Govt urged to give pension firms greater powers to tackle scams

The People’s Pension (TPP) and The Police Foundation (TPF) have called on the government to provide pension companies with greater powers to tackle pension scams.

Their joint report, Protecting people’s pensions: understanding and preventing pension scams, found that 938 customers from 13 providers with combined savings of £54m were targeted by potential scammers in 2019.

According to TPP and TPF, an independent think tank focused on improving policing, 62 per cent of these savers insisted on the transfer regardless of the risk, with £31m potentially lost.

To help tackle the growing issue, TPP and TPF have urged the government to give firms the power to trigger an “urgent regulatory response” to those at risk of fraud.

They also called on the government to enable regulators to override the statutory right to transfer if a suspected scam is reported to them and to ensure that victims of scams are not hit with tax penalties, as is currently the case.

“Currently, pension providers can flag a potential scam to a customer, but we can only stand by and watch if the individual chooses to proceed with a risky transfer that could result in them losing all their savings,” commented TPP director of policy, Phil Brown.

“We’re calling on the government to provide pension providers and regulators with the powers to stop risky transfers and ensure victims of fraud aren’t hit with having to pay tax penalties on their lost savings.”

TPP and TPF called for a broader definition of pension fraud to help ensure that crime data provides an “accurate picture” of the issue, and for a central database to be established for a more systematic collection and analysis of intelligence.

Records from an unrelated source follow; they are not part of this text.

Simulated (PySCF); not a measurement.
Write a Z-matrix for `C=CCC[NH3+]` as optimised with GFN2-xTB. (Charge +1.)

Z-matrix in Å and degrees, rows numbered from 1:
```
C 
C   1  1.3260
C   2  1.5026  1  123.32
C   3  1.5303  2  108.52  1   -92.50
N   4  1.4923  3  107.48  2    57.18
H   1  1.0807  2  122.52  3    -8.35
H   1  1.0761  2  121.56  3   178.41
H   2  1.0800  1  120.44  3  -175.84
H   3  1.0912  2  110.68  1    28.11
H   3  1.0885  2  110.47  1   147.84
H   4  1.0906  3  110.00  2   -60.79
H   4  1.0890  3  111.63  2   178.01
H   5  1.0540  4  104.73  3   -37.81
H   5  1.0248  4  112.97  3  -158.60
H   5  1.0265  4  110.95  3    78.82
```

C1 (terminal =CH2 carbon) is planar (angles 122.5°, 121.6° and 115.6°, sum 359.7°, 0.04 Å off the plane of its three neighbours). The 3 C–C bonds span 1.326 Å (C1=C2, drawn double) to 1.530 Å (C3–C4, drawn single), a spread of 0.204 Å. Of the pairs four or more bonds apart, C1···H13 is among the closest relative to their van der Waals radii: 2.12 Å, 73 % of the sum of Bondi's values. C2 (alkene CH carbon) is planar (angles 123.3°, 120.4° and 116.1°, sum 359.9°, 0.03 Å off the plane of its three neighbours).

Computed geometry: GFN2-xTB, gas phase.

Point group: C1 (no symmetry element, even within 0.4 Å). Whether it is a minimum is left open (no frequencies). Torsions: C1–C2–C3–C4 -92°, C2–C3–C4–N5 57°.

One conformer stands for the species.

They also recommended for police investigators to be supported by specialist fraud victim support services, such as that provided by the National Economic Crime Victim Care Unit, to help manage, assess and support vulnerable victims of fraud, and facilitate engagement with the criminal investigation.

TPF director, Rick Muir, added: “We can’t arrest our way out of pension and investment fraud and that’s why efforts at the front end to prevent scams are so important.

“Nonetheless, in terms of financial losses and overall wellbeing pension scams are among the most harmful types of fraud and it is therefore vital that they are taken seriously by law enforcement.”

The Pension Scams Industry Group (PSIG) helped develop and administer the survey to pension firms, supported by the Association of British Insurers (ABI), the Pensions Administration Standards Association (Pasa) and the Pensions and Lifetime Savings Association (PLSA).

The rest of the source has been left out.